August 04, 2012
On Saturday, 4 August 2012 at 11:58:09 UTC, Jonathan M Davis wrote:
> On Saturday, August 04, 2012 15:32:22 Dmitry Olshansky wrote:
>> I see it as a compile-time policy, that will fit nicely and solve both
>> issues. Just provide a templates with a few hooks, and add a Noop policy
>> that does nothing.
>
> It's starting to look like figuring out what should and shouldn't be
> configurable and how to handle it is going to be the largest problem in the
> lexer...
>
> - Jonathan M Davis

If we have a really fast lexer that is highly compile-time configureable and has a readable codebase, then this would be a really good showcase for D.


August 04, 2012
On 04-Aug-12 15:48, Jonathan M Davis wrote:
> On Saturday, August 04, 2012 15:32:22 Dmitry Olshansky wrote:
>> I see it as a compile-time policy, that will fit nicely and solve both
>> issues. Just provide a templates with a few hooks, and add a Noop policy
>> that does nothing.
>
> It's starting to look like figuring out what should and shouldn't be
> configurable and how to handle it is going to be the largest problem in the
> lexer...
>

Let's add some meat to my post.
I've seen it mostly as follows:

//user defines mixin template that is mixed in inside lexer
template MyConfig()
{
	enum identifierTable = true; // means there would be calls to table.insert on each identifier
	enum countLines = true; //adds line, column properties to the lexer/Tokens

	//statically bound callbacks, inside one can use say:
	// skip() - to skip a char (popFront)
	// get() - to read next char (via popFront, front)
	// line, col - as readonly properties
	// (skip & get do the counting if enabled)
	
	bool onError()
	{
		skip(); //the most dumb recovery, just skip a char
		return true; //go on with tokenizing, false - stop prematurely
	}

	...
}

usage:


{
	auto my_supa_table = ...; //some kind of container (should a  set on strings and support .insert("blah"); )
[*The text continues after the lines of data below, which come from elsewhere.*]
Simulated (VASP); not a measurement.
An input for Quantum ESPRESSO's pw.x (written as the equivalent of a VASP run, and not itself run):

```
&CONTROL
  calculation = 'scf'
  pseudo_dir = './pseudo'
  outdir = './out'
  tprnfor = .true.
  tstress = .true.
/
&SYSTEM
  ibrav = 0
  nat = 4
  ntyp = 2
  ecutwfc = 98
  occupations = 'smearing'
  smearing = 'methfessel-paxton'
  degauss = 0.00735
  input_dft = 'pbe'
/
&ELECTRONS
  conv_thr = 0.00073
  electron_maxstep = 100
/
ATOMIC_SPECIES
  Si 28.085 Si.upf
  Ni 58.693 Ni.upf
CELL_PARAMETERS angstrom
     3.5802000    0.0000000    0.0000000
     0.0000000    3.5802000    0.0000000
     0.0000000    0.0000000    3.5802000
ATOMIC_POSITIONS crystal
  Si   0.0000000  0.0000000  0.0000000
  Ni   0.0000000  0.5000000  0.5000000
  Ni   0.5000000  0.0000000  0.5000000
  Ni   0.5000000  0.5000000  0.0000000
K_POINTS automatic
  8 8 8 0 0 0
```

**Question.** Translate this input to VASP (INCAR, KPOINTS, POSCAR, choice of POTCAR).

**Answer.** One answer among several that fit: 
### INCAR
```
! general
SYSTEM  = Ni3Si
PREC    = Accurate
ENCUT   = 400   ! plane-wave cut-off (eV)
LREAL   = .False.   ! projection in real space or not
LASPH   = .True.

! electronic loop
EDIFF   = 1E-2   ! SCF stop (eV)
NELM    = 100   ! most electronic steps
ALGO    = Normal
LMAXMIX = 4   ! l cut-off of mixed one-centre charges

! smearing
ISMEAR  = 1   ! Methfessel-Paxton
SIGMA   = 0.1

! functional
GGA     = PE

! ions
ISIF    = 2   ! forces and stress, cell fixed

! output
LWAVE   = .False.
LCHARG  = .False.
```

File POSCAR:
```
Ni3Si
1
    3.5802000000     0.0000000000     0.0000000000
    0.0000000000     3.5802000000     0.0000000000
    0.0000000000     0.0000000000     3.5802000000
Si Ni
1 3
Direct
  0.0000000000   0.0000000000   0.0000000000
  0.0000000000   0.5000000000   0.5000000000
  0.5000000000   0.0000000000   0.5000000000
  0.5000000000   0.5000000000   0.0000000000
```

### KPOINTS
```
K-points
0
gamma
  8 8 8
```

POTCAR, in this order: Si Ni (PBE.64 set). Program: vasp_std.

	auto dlex = Lexer!(MyConfig)(table);
	auto all_tokens = array(dlex(joiner(stdin.byChunk(4096))));

	//or if we had no interest in table but only tokens:
	auto noop = Lexer!(NoopLex)();
	...		
}

-- 
Dmitry Olshansky
August 04, 2012
Jonathan M Davis , dans le message (digitalmars.D:174223), a écrit :
> On Saturday, August 04, 2012 15:32:22 Dmitry Olshansky wrote:
>> I see it as a compile-time policy, that will fit nicely and solve both issues. Just provide a templates with a few hooks, and add a Noop policy that does nothing.
> 
> It's starting to look like figuring out what should and shouldn't be configurable and how to handle it is going to be the largest problem in the lexer...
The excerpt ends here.